Adrian Clewlow was the goalkeeping coach at the Richmond Kickers when Matt Turner was loaned to the United Soccer League team in 2016. An early conversation helped Clewlow understand Turner as both a player and a person.
“There was one training session, one of the first ones that we had, and he had ‘MCT’ on his gloves,” Clewlow recalled during an interview with The Bent Musket. “I said, ‘What’s that?’ He goes, ‘Oh, it’s my initials.’ I said, ‘You should change it to ‘FNT.’’ He kind of looked at me and I said, ‘Future National Team.’ He said, ‘That’s the goal, right?’ I said, ‘Yeah, you want to get started?’ He was just like, ‘Yes, let’s go!’”

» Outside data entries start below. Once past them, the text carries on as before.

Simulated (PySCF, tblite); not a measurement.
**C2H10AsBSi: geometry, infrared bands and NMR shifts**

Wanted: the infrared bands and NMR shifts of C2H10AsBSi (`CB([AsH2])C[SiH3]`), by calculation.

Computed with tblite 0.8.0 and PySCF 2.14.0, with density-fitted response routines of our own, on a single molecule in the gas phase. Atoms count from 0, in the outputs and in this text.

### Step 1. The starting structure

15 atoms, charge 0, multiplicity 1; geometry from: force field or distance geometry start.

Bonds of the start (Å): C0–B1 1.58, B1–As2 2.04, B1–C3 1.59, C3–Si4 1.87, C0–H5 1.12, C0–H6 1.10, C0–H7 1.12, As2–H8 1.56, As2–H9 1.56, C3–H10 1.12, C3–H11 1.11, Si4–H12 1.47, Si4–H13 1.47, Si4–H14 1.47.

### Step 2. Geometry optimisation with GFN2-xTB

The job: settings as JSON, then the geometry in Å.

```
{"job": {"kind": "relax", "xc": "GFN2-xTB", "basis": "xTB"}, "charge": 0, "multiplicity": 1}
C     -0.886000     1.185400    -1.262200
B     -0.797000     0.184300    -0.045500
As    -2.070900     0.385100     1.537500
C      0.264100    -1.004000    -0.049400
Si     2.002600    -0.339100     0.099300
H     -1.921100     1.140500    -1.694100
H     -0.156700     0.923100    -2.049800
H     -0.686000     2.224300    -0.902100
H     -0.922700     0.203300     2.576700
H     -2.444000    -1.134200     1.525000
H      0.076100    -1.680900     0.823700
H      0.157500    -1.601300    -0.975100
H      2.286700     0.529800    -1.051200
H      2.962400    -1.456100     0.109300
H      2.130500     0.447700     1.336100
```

Turner’s story is well-documented. He went undrafted after four years at Fairfield University and ended up with the New England Revolution when then-goalkeeping coach Remi Roy made an unexpected call.
Now he’s the reigning MLS Goalkeeper of the Year who features regularly for the U.S. Men’s National Team. This summer he’ll head to Europe to play for Arsenal, his favorite club growing up.
It’s a story that will almost certainly be a movie one day.
But in 2016, Turner was the fourth-string goalkeeper for the Revs who sometimes found it difficult to get minutes during intrasquad scrimmages.
On Jan. 28, Turner told Orange Slices, “I was doing the goalkeeper portions of sessions with the Revs and whenever the goalkeepers integrated with the rest of the team to do small-sided or 11v11—whatever it was—my goalkeeper coach would pull me off to the side and just run me through more technique drills, more fitness drills, more touches on the ball with my feet, just run me into the ground. It was so physically and mentally challenging that I almost hoped that the Revs would release me.”
Games minutes would come in the form of a loan to the Richmond Kickers.
The Kickers regularly got players from their affiliate D.C. United but found themselves in need of a goalkeeper because D.C. was having injury issues. Then-Kickers head coach Leigh Cowlishaw had a connection with Remi Roy from their days at Virginia Beach. A phone call led to Turner suiting up for Richmond.
“For the most part, [Turner] would be flying to an away game and meeting us there,” Cowlishaw said. “Or if it was a home game, he practiced with us on a Friday and played the game and then he’d be shipped out again. [It was] not ideal for us as a team, but certainly ideal for Matt that he would be able to get really valuable playing time.”
The arrangement allowed Turner to practice with the Revolution during the week before linking up with Richmond. Clewlow remembers that Turner “was basically living out of a suitcase.”
“It would’ve been easy for a kid his age to make excuses like, ‘Oh, I’m so tired and I’m always on a plane,” Clewlow said. “But he treated everything like an opportunity to grow, get better, and own his craft.”
Clewlow said that Turner was a “super humble guy, super passionate about goalkeeping, and an absolute sponge for information.”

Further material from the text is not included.